Gerrymandering: Why did the GOP win the Senate but not the House?

I’ve been hearing it a lot lately. The Republican control of State legislatures in 2010 let them hijack the census and use computers to create hyper-gerrymandered districts to a degree that was never possible before, which is responsible for their recent run of electoral success. In reality, these explanations say, Democrats are a nationwide majority, but they are handicapped in district elections, requiring them to have 10%+ majorities to win these heavily gerrymandered districts.

If so, how did Democrats win the House? Are we to believe they’d have won significantly more seats than they did, if not stymied by Republican gerrymandering? Okay, but why did the GOP win in the Senate, where gerrymandering is not an issue?

Gerrymandering is baked in at the national level. Instead of carving up House districts in ways that will favor one party of the other, we have smaller states, where Republicans dominate, able to outnumber the more populous ones, which generally favor Dems. In the Senate the two Dakotas and their 1.4 million citizens account for twice as many Senators as California’s 36 million.

A party can control the Senate, the nation’s highest legislative body, with states representing about 30% of the electorate, if they’re the right states. I’m not cool with this at all but the people of this country mostly seem to be.

There’s an unofficial sort of natural gerrymandering that happens with the Senate, because Democrats tend to concentrate themselves in a few highly populated states such as Illinois, California and New York, whereas Republicans are widely dispersed in rural, low-population states like Wyoming, Alaska, Montana, the Dakotas, etc.

So this packs Democrats into states that add up to few Senators while Republicans spread themselves broadly and collect a lot more Senate seats.

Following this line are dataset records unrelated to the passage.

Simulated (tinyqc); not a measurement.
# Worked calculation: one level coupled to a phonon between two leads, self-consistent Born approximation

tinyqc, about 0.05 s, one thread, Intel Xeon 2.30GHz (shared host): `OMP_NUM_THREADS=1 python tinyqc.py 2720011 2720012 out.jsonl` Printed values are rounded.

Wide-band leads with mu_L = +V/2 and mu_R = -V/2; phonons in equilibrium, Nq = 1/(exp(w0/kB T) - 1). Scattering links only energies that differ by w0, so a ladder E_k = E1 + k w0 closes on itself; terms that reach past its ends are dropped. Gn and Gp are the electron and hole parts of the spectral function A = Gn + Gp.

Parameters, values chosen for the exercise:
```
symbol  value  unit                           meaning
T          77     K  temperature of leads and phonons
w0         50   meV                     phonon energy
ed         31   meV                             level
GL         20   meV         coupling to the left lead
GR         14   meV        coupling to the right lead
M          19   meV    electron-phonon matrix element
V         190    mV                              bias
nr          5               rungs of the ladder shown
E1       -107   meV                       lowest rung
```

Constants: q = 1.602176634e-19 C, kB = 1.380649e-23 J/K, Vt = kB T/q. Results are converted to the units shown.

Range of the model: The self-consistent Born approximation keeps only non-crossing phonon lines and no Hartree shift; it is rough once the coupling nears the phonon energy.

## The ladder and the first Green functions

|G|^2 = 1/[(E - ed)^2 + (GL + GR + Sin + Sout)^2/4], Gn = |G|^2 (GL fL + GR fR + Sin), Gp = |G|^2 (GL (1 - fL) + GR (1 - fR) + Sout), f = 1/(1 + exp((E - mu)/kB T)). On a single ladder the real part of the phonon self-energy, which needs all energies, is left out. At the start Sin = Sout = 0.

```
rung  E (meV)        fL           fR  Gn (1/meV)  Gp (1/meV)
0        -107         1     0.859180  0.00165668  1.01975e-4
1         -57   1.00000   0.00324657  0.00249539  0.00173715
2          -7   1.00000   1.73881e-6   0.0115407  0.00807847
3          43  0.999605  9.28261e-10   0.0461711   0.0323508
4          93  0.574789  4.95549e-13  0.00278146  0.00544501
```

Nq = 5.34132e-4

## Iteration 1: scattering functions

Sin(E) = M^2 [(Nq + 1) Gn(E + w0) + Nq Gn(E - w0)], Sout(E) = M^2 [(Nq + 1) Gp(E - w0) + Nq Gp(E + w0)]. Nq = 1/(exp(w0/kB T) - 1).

Of course, there are a few Democratic states that achieve the same effect - Delaware, Rhode Island, etc. But not as much as Republicans do in the Midwest.

The main reason the senate didn’t feel the blue wave has to do with the fact that senators have 6 year terms. As a result, unlike the house, on any given election, 2/3 of the senate isn’t up for change. Out of the starting gate, the Republicans had a 42 to 23 advantage before a single vote was cast with Democrats having to defend 26 seats vs only 9 from the Republicans, and many of those Dems are in Republican leaning states. With such an uneven map it was difficult for Dems to maintain the status quo (which would require them to win more than 2/3 of the senate elections) much less take the senate.

Fortunately for the Dems, the reverse is true for the next two cycles.

If Democrats would disperse themselves so that they moved en masse from California and New York into low-population states like Wyoming, they would totally reshape the political landscape, but they don’t want to do that.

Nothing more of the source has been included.